The book is devoted to the various aspects of light emission and the analysis of the radiative properties of matter and, in particular, the emission and absorption properties of atoms and ions in plasmas. It is based on lectures that we have given at the Sorbonne University in France and the Moscow Institute of Physics and Technology and the National Research Nuclear University in Russia.
The purpose of the presented material is to assist students and scientists investigating the complex atomic processes in different kinds of plasmas, by developing relatively simple but effective models. These models allow more generalized considerations and make it possible to extract also universal dependences (e.g., scaling laws) including both atomic and plasma parameters.

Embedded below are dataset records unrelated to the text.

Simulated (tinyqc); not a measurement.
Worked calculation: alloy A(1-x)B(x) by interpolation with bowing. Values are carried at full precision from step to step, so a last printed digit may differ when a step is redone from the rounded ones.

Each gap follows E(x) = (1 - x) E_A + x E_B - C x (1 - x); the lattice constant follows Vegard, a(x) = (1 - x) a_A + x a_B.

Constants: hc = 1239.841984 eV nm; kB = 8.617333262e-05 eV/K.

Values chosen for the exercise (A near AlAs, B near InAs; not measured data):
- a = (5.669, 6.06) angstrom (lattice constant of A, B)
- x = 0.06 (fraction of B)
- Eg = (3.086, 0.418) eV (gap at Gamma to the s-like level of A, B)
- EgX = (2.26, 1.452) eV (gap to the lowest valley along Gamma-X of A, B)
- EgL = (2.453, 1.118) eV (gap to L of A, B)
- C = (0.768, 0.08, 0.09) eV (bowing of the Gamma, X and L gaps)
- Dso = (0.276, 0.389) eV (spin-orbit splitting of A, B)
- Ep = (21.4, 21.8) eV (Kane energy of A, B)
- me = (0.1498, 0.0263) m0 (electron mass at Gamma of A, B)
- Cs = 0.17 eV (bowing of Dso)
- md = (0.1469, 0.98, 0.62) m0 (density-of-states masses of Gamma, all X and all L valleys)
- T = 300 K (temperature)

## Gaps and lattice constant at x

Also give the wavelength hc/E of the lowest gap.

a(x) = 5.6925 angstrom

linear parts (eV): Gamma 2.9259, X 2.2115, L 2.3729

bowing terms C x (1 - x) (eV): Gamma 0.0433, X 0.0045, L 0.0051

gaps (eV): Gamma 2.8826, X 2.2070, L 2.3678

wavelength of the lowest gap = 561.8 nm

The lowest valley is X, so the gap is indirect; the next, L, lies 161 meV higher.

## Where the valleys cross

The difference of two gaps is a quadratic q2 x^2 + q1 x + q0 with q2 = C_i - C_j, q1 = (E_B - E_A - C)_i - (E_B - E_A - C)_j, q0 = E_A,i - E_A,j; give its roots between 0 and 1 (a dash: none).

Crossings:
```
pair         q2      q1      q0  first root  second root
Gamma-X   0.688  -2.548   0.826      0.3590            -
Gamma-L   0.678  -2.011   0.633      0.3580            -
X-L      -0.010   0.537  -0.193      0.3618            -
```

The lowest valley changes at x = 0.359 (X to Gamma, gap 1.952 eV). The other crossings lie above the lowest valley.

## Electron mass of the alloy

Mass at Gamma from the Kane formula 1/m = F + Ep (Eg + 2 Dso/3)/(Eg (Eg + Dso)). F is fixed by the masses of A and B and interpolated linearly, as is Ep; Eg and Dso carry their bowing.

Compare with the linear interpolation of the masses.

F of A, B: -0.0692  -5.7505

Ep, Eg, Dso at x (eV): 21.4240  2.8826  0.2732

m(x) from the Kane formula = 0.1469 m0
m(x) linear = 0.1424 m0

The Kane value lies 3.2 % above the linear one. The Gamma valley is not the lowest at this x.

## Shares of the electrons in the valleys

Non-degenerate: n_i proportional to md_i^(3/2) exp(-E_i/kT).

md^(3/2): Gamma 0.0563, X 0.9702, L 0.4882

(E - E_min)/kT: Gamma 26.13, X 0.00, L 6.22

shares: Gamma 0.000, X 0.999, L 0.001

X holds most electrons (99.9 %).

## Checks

A characteristic feature of this book, therefore, is that, along with the presentation of strict quantum theories for the various electromagnetic and collisional processes, considerable attention is paid to a number of qualitative models that allow one to obtain an adequate comprehensive description, appealing more to physical intuition than to mathematical formalism. A distinctive feature of the approaches presented is the wide use of qualitative analogies, which makes it possible to transfer techniques and methods developed for particular processes to other phenomena that are important but have rarely been studied due to their complexity. There are a number of examples: the generalized quasi-classical Kramers approach for radiation transition probabilities, the Enrico Fermi method of equivalent photons as a unification of radiative and collisional processes, the local plasma frequency approximation (the so-called plasma atom) for multi-electron atomic processes, the BornCompton model in the theory of ionization of an atom by electron impact, the quasi-classical methods for population kinetics of Rydberg atomic states and the very recent fascinating developments of quantum kinetics in dense plasmas. The advantage of these simplified models lies not only in the fact of a transparent presentation of the essential physical phenomena but also makes it possible to calculate atomic processes along with their necessary combination of a complex environment like plasma structure, transport, and turbulence.
The monograph also presents recent trends in atomic processes such as reduced population kinetics for the huge numbers of radiativecollisional transitions between autoionizing atomic states, the quantum mechanical interference effects in dense plasma atomic kinetics, hot electron effects, ionization potential depression in near-solid-density plasmas, description of exotic atomic states induced via the interaction of XFEL radiation with solid matter (warm dense matter, hollow ions, etc.) and the interaction of radiation with nanoparticles.